Tag Archives: Pregnancy

Giving Grace and Receiving Grace: The Pro-Life/Pro-Abortion Issue

Robert W. Odom Ph. D.

I have been dealing with the subject of trauma over the last several weeks. Today, I will continue to do that but from a different perspective. This past week the Supreme Court made a landmark decision by overturning the Roe vs. Wade decision. For some, this decision has rocked their world. For others, this has been a moment of ecstatic celebration. I am pro-life and stand against all injustice, but I have concerns about the reactions to the decision. I am worried about the unintended consequences that often come from such choices.

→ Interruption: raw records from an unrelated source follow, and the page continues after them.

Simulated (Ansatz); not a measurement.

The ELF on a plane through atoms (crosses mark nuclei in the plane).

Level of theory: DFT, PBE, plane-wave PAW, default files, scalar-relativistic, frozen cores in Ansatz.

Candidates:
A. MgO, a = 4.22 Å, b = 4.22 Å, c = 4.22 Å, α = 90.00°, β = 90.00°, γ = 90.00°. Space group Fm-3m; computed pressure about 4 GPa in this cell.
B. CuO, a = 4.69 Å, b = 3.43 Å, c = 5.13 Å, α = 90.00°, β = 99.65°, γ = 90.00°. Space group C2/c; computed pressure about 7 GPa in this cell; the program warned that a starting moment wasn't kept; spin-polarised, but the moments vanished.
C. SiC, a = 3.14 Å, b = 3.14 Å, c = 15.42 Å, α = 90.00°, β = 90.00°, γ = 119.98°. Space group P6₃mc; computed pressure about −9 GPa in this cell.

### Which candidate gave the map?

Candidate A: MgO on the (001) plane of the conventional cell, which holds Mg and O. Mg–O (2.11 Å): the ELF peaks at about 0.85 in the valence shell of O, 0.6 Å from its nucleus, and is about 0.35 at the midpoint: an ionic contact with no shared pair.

As I write this, I cannot help but think of the woman caught in adultery (John 8:3-11). The spiritual leaders wanted to stone her and were authorized to do so according to their laws. But Jesus came to establish a new way of living. It was the way of grace, love, justice, and forgiveness. It is noteworthy that when Jesus arrived on the scene, He came alongside the woman, not the spiritual leaders. There is no denial of her sin by Jesus. There is, however, a judgment of the spiritual leaders who took the wrong view of justice and the law.

In this discussion, Jesus did something unique and so out of context. He heard them speak against the woman. They were very vocal in acknowledging her sin. After listening to their concerns, He knelt and wrote in the sand. I believe He began to list their sins that were also punishable by stoning. He did not make a big deal about it, but He made His point without a word. As He arose, He made a remarkable statement. If there is no sin in your life, be the first to throw your stones at her. Slowly one by one, they all left the area as they stood guilty of sin themselves.

When they left, He spoke to the woman. “Where are your accusers? I do not condemn you, go and sin no more.” He did not guilt her. He did not condemn her. He did not judge her. He released her. But He also commanded her not to sin anymore. He counseled her to find a different path in her life. He, in essence, was urging her to take another course. We do not know what led her to this moment in time, but the laws were against women in that culture. If she was single or widowed, she had little support. The culture would have rejected her.

My point in sharing this story is that while we might be pro-life, are we pro-woman. How do we support the women who find themselves pregnant? As a church or pro-life community, are we providing the necessary funds to help women find jobs, healthcare, and support during and after pregnancy? Or do we ostracize these women as the spiritual leaders of Jesus’ day did? Do these women have to fend for themselves? Do we condemn and judge those who find themselves pregnant?

I ask this. While legislators are making laws to abolish abortion, are they increasing support for adoptions, care for the mom, and other critical support for these women? In my opinion, we cannot have one without the other. Yes, I support the unborn, but I also support the women who find themselves pregnant. They do not need to be stoned but need a community of passionate followers of Christ who will help, love, and care for them.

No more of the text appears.